Complex file matching

panyam · April 27, 2011, 10:02am

Hello All,

I have two files on which I have to do "pattern" based matching and need to place the records to "Matched" and "Unmatched" output files respectively.

Here we go:

 
cat file1
ft , * , *, prem , odacc
ftpr , * ,* , prem , odacc
ft,aa,*,*,odacc
ft,*,*,*,*
*,*,*,odacc
 
cat file2 
abc,*,*,prem,odacc
* , bcd , * , prem , odacc

Now , I have to do a seach from file1 and file2 such that , if the fields in "file1" are equal to "file2" or one of the fields in either of the file is "*" then place the file1 content in to "matched" else in to "unmatched".

Here , "*" is considered as universal acceptance character ( so will be true always irrepsective of the corresponding filed value in other file)

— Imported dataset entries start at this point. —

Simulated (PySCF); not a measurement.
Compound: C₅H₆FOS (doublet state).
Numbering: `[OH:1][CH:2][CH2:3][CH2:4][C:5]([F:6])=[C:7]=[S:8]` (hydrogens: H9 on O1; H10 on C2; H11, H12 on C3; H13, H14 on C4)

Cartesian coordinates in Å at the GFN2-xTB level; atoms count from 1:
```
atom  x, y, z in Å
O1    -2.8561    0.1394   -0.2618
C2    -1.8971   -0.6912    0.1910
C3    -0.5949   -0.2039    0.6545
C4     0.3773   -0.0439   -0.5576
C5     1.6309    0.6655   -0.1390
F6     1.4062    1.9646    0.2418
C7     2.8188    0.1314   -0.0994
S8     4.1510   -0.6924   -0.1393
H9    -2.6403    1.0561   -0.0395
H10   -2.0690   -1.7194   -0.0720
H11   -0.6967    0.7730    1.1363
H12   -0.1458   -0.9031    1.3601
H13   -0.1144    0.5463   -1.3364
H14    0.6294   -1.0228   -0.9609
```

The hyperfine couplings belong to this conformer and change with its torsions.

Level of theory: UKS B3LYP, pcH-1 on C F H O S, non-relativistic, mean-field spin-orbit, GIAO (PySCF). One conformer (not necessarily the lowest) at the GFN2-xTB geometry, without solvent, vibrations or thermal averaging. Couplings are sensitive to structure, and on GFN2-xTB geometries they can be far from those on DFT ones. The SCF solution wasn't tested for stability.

The required outcome from file "matched"

 
ft , * , *, prem , odacc ## matches with * , bcd , * , prem , odacc from file2
ftpr , * ,* , prem , odacc ## matches with * , bcd , * , prem , odacc from file2
ft,*,*,*,* ## matches with * , bcd , * , prem , odacc from file2
*,*,*,odacc ## matches with * , bcd , * , prem , odacc from file2

from file "Un matched"

 
ft,aa,*,*,odacc

DGPickett · April 27, 2011, 3:45pm

Well, before the *, it was a straight sort and comm, but with them, more a cartesian product NxM problem. The usual JDBC/unixODBC SQL solutions do not work cleanly since LIKE is unidirectional, and this wild card is bidirectional.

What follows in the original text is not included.